I came across an elderly lady in a grocery store struggling with paying for her groceries which, truth be told, was a measly quantity barely even visible in her cart. My first instinct was to help her pay her bill but she refused. She told me how she was not able to use her food stamp card, which the US government gives its low-income citizens in order to help put food on the table, because she had to go to some government office to "recertify". I asked her what that meant. She told me that she changed her address recently and so she was required to go there so they can reevaluate if she might still need it.

Later, I did some research. I found that when you move to another state, you would have to reapply in the new state because the food benefits do not move automatically. It almost made me laugh because moving to another state doesn't change one's need for food. I also came across that American citizens wouldn't be able to buy soda drinks with that food stamp anymore because it is not considered as nutrition. They may not be wrong about that but it all points to the same conclusion I personally stumble upon every time I see how much the US government cares about its own citizens.

President Trump wants to make tall claims about helping the Iranian people grab control of their government and country but somehow refuse to help American citizens be able to buy food with their own tax money if they dare change where they live. And that word "live" is deeper than I thought. Americans that I talk to usually like to use the word "stay" when asked where they live. Initially, I thought this was one of those language nuances I had yet to get accustomed to. But then I realised that it really was not that but rather the temporary housing situation a very large number of Americans find themselves in. They do not have a permanent place to live in. So, they stay at motels, if they can afford it or else they stay under the countless bridges on freeways.

The US government seems to be more interested in paying for settlements and housing for the Israelis in occupied territories and wouldn't mind seeing its own citizens go to waste. That lady who had to "recertify" just so she can eat food, just reminded me of how many times Israel has changed its address. Israel refuses to define its borders because it wants to keep grabbing more and more land that doesn't belong to it and has evil designs for the greater Israel project, which would suck up even parts of Saudi Arabia and other countries in the neighborhood.
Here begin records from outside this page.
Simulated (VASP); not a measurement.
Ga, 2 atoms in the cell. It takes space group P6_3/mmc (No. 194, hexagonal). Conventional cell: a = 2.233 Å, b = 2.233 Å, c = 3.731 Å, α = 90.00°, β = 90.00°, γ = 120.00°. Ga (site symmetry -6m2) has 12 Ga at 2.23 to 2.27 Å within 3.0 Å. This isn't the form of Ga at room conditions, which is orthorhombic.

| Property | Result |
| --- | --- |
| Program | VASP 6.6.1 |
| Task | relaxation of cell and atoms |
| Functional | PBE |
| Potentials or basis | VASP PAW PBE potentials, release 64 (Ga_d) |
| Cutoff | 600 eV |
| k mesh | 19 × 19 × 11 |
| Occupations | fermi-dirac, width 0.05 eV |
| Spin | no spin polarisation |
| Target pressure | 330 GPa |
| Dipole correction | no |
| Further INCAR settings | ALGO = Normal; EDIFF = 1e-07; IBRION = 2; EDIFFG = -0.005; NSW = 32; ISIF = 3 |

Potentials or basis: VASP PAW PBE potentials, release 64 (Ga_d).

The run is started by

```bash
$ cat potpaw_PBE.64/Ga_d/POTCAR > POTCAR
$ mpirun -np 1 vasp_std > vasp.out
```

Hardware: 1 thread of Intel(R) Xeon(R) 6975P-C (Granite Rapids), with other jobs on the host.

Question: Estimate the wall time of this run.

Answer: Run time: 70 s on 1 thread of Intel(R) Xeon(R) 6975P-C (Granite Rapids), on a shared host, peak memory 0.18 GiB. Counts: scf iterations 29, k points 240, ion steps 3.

Somehow, Israel changing its coordinates doesn't prompt a US government alert to cause Israel to "recertify" its needs. Well, let me rephrase that because what Israel does isn't a need. Those are wants, rather evil designs. But those are more valuable than the need of an American citizen with limited income to put food on the table for his or her children.

It would be a mistake to argue that the US government cares more about Israel than its own citizens. This is a rather much deeper problem. It only has one translation: the American government and those in power answer to the needs of those they know can keep them in power. And sadly, it is not the American citizens but rather the Israel lobby inside America. Denying popular demands has almost never caused an American president to be dethroned but denying the evil designs of Israel will most definitely lead to that outcome.

We know Kennedy died right after he demanded inspections of Israel's Dimona nuclear facility in 1963. We also know that Bush Sr was dethroned because he threatened to withhold $10 billion in loan guarantees to force a freeze on Israeli settlement expansion. He called himself "one lonely guy" against an army of Israel lobbyists inside America.